Kodawari Chronicles: A Touch More on Top

Fostex T900A (Alnico Super Tweeter)

Seasoning. A pinch of salt, a grind of pepper, a dash of umami. Miniscule additions in the grand scheme of any dish. And yet they make all the difference between average and amazing results. Overdo it however and disaster awaits, as single tastes overwhelm any subtlety and depth.

Such is the delicate balance act when attempting to augment a classic like the Altec 604E. For this edition of the 604 Altec’s published measurements (and my own in-room sweeps) show a fairly steep drop after 10K. This lack extension was remedied in later models. Some may even consider it a plus. In everyday listening I never felt I was missing significant high frequencies — the top end never seemed compromised. But perhaps things could be even better…

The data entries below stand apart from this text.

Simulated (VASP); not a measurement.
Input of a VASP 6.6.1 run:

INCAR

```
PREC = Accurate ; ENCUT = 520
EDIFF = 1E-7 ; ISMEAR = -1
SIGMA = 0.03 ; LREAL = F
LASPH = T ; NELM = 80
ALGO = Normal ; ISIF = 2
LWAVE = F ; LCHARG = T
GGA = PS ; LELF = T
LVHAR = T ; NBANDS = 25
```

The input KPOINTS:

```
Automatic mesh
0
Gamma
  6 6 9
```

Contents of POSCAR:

Browse enough images of Japanese 604 set ups and you’ll frequently see tweeters mounted topside. Ditto one of the last serious 604 implementations, the Jean Hiraga JH-MS 15 Reference. It was, I believe, an aperiodically bottom vented, narrow baffled floorstander (narrow being a relative term in the world of 604 cabinets). It featured two topside tweeters on each speaker. The forward facing a Fostex(?) crossed over at 12K, the rear a JBL 2402 bullet adding its voice above 14K.

Hiraga JH-MS 15, Munich 2008

Those that heard this combination at the Munich Hi-End Show praised it as impactful and lifelike, giving little ground to more modern speakers but exhibiting a raw palpability and stunning dynamics. Sadly not much more has been written of that first outing as the battery powered components driving the exhibit self-immolated on the evening of the first day, reducing the entire setup into a pile of charred what-might-have- been. The only other widely circulated look at the speaker was a brief demo for 6Moons.

But anytime I see both the Japanese audio cognoscenti and Mssr. Hiraga exploring similar avenues I am intrigued. To scratch the itch I tracked down some 2402’s, a pair of Fostex T900a and some PIO caps and began to experiment.

First up was a duplicate of the Hiraga setup. This led to an increase in air but something was a little confused and disjointed, the benefit coming at a cost of slighty reduced clarity. This very well could be the result of the (unfortunely necessary) placement of my speakers on the wall boundary. Given the room to breath that Hiraga utilized behind his units this may still be the way to go for those blessed with more accomodating rooms. Out went the JBL units.

Next I tried the Fostex crossed over at 9K and forward firing. Too heavy a slathering of the treble sauce. I tried dialing down the the overall impact via a pair of Fostex autoformers (beautiful and handy pieces of kit BTW) but still no bueno. Not only was there too much overlap at the crossover point, the system had taken on some of the characteristics of the etched treble present in many of today’s modern highend speakers. Not a bad thing in all cases but not what I was going for in my build. Stringing together some 3uf capacitors in series enabled me to up the crossover point to 13K. Much better. But still not there.

Moving the tweeters to fire at a 45 degree angle relative to the front of the speaker was a leaps and bounds improvement in air, with a significantly greater sense of space and presence. A final move rearward to a position that was approximately in a vertical line with the 604’s compression driver locked in the benefits.

Angling for air

This addition has given the 604 an added dose of palpability, something this driver already possesses in spades. One could liken it to casting just a bit more beautiful light on a subject at the golden hour, or breathing a little more deeply in a mountain meadow — burnishing an already great experience to yield a subtle but important improvement. As always your mileage may vary, but I strongly encourage giving it a shot as another interesting step on the journey. Onward.